In this season of thanks, I thought I’d write a reflections kind of post. Recently, I had the fortunate opportunity to speak to a number of undergraduate students about their future career decisions: Should they go directly to graduate school? If so, should they pursue a Masters or PhD? If not, should they work? For how long? And where? Each wanted to know what the right path is, and the trouble is—there is no right path. We each seek our own path and do the best we can with the information we have in front of us.

These conversations led me to reflect on the expectations these students held for themselves. Expectations are a tricky thing. We try to live up to our own expectations or those placed upon us, and are not always successful. We might worry whether we meet expectations from friends, parents, bosses, colleagues, or an audience. We might struggle with expectations placed upon us from new responsibilities, a new job, or a new project.

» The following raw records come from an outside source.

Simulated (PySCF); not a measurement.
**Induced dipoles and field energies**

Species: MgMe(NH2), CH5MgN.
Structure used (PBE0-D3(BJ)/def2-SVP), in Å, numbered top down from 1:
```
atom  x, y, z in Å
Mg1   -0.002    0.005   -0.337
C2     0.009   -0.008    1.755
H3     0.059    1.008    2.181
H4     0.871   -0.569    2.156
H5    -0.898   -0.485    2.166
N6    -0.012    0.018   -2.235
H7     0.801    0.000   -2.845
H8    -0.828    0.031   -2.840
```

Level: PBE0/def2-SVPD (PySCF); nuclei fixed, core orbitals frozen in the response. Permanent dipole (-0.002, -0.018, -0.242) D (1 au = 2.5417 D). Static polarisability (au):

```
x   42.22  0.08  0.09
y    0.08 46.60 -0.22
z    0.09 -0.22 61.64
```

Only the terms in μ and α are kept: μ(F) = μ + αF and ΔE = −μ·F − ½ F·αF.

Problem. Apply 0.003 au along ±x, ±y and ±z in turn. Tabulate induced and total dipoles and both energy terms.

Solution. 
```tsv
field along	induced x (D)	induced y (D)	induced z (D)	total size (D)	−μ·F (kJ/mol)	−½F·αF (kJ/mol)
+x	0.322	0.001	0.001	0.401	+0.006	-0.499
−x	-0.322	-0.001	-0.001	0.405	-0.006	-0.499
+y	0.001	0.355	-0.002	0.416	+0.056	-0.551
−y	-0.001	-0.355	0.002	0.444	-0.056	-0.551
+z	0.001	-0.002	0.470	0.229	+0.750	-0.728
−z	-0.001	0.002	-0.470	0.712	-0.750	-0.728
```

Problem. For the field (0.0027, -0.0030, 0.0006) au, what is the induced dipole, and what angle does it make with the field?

Whenever I think about of expectations—those placed on us by others or those we place on ourselves—I’m reminded of a passage from Richard Feynman’s incredible book, Surely, You’re Joking, Mr.  Feynman! (Adventures of a Curious Character). Below, I’ve pasted a passage from Feynman’s book that I’ve held onto for many years that I felt was worth sharing. I hope you find it as useful as I have.

During this period I would get offers from different places—universities and industry—with salaries higher than my own. And each time I got something like that I would get a little more depressed. I would say to myself, “Look, they’re giving me these wonderful offers, but they don’t realize that I’m burned out! Of course I can’t accept them. They expect me to accomplish something, and I can’t accomplish anything! I have no ideas…”

Finally there came in the mail an invitation from the Institute for Advanced Study: Einstein…von Neumann…Wyl…all these great minds! They write to me, and invite me to be a professor there! And not just a regular professor. Somehow they knew my feelings about the Institute: how it’s too theoretical; how there’s not enough real activity and challenge. So they write, “We appreciate that you have a considerable interest in experiments and in teaching, so we have made arrangements to create a special type of professorship, if you wish: half professor at Princeton University, and half at the Institute.”

Institute for Advanced Study! Special exception! A position better than Einstein, even! It was ideal; it was perfect; it was absurd!

It was absurd. The other offers had made me feel worse, up to a point. They were expecting me to accomplish something. But this offer was so ridiculous, so impossible for me ever to live up to, so ridiculously out of proportion. The other ones were just mistakes; this was an absurdity! I laughed at it while I was shaving, thinking about it.

And then I thought to myself, “You know, what they think of you is so fantastic, it’s impossible to live up to it!”

It was a brilliant idea: You have no responsibility to live up to what other people think you ought to accomplish. I have no responsibility to be like they expect me to be. It’s their mistake, not my failing.

It wasn’t a failure on my part that the Institute for Advanced Study expected me to be that good; it was impossible. It was clearly a mistake—and the moment I appreciated the possibility that they might be wrong, I realized that it was also true of all the other places, including my own university. I am what I am, and if they expected me to be good and they’re offering me some money for it, it’s their hard luck.

Source: Surely, You’re Joking, Mr. Feynman! (Adventures of a Curious Character)
Richard P. Feynman, 1985, Pages 172-3.